Error spawn file when file exists in Julia

Hello,
I am trying to run a shell-based bioinformatic tool via Julia. I created a file containing a text query and assigned it as a parameter to the aforementioned command (blastn). However, it looks like the file doe snot exist when it has been correctly created. I tired to assign the output of the command to an object, but the issue persist even by simply launching the command:

julia> q_file
"/home/gigiux/Downloads/h32/query.fa"
julia> readdir("/home/gigiux/Downloads/h32/")
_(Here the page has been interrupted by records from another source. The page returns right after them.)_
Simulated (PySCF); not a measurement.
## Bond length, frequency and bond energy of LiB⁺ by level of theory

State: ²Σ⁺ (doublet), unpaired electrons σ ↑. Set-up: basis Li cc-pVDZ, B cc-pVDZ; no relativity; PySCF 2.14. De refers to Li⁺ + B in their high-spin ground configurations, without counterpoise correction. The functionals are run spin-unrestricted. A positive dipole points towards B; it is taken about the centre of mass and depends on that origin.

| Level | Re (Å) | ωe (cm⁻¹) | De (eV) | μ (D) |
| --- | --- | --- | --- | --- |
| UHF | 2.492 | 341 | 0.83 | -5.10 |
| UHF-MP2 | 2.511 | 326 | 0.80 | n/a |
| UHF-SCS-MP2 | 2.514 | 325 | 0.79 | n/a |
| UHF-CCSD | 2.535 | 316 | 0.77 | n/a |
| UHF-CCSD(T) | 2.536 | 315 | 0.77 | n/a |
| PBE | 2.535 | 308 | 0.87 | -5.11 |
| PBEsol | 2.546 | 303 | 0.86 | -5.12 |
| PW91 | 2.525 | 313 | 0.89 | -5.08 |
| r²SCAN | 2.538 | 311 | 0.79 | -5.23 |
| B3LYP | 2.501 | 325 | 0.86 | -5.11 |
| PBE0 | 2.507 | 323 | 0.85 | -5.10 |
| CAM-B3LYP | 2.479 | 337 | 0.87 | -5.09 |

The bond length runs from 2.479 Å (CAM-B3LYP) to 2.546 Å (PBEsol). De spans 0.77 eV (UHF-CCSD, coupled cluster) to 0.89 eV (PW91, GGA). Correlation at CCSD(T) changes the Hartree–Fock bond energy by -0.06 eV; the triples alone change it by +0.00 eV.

14-element Array{String,1}:
 "1_readSelection.sh"
 "2_readCounter.jl"
 "3_readPurger.jl"
 "4_readHandler.jl"
 "5_readWrapper.jl"
 "6_nls.R"
 "7_readConfirm.jl"
 "confirm"
 "counts"
 "deNovo"
 "plot"
 "query.fa"  ### here it is
 "rslt"
 "src"
julia> hit = chop(read(pipeline(`blastn -db /home/gigiux/refSeq/fusion/fusion38-10k \
                   -max_target_seqs 5 -max_hsps 1 -outfmt  '6 qseqid sseqid evalue bitscore pident sacc' \
                   -query q_file`), String))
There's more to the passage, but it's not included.